I remember being introduced to oxtails’s in my mother and grandmother soups, but never as a main entree.....

 When I opened one of my restaurants in Houston I remember Oxtails was one of the meals customers requested. Really the recipe was easy, however there is an art to cooking this Soulful Delicacy. Just ask the Jamicans!


My teacher, the late Dr. Arthur Higgs, said biggest error is over cooking. You must Braise good on both sides, 20 minutes on each side.


Remember, they should be in tact when served. If they are falling off the bone you’ve over cooked them. Most super markets carry “Oxtails” and I know its a popular dish in Texas.Peppers and Tomatoes


Seasoning your Oxtails


What I found is that it depends on what your 'palate' dictates on how you choose to season them. Some recipes call for Red wine. Some hot peppers tomatoes. After all is said and done, it’s cooking time for a few hours (they make a Great Rich Gravy) and seasoning before hand, choose a slow cooker/ pressure cooker/ or big pot. (The cookers cut down on cooking time.)

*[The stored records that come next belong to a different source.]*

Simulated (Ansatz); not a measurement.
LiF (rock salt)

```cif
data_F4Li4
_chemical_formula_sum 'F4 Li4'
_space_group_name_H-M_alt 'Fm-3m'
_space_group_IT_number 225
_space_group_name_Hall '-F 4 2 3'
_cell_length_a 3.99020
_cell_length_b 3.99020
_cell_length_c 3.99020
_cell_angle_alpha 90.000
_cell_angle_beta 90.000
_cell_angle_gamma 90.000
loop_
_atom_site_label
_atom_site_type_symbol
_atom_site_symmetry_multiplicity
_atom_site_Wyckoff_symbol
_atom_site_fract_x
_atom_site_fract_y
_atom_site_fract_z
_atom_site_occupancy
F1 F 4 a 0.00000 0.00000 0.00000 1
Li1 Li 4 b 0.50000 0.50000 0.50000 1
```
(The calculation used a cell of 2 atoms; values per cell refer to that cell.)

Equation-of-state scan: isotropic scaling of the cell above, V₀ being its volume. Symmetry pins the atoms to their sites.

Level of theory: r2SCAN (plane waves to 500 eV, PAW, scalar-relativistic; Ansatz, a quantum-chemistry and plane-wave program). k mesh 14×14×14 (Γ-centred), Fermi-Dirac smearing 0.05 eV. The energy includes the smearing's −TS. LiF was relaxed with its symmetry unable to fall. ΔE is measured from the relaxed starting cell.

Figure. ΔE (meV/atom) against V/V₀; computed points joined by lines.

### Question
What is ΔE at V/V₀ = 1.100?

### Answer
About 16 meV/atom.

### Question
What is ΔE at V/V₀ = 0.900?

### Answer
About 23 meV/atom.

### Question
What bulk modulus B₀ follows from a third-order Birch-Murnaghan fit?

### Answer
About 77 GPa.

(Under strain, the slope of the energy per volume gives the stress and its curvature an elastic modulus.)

Oxtails use to be cheap! Not any more.


Hope you enjoy my recipe. Please feel free to modify or adjust as you wish!!!!


Bon Appetite


Chef Carolyn




Cooking oil/ to cover the bottom of pot

4 pounds Oxtails

1 chopped onion

1 chopped bell pepper

3 cloves garlic chopped

green onions



Brown gravy Mix

(Tony Chacere /Zatarain’s)


2 cups Beef Stock

Dash cayenne pepper




  • Season Oxtails real well on both sides. Let them sit over night or 8 hours.
  • Sear Oxtails on both side
  • Add the vegetables and let saute in the dripping.
  • Add the gravy mixes and Stock water, then give it a vigrous stir.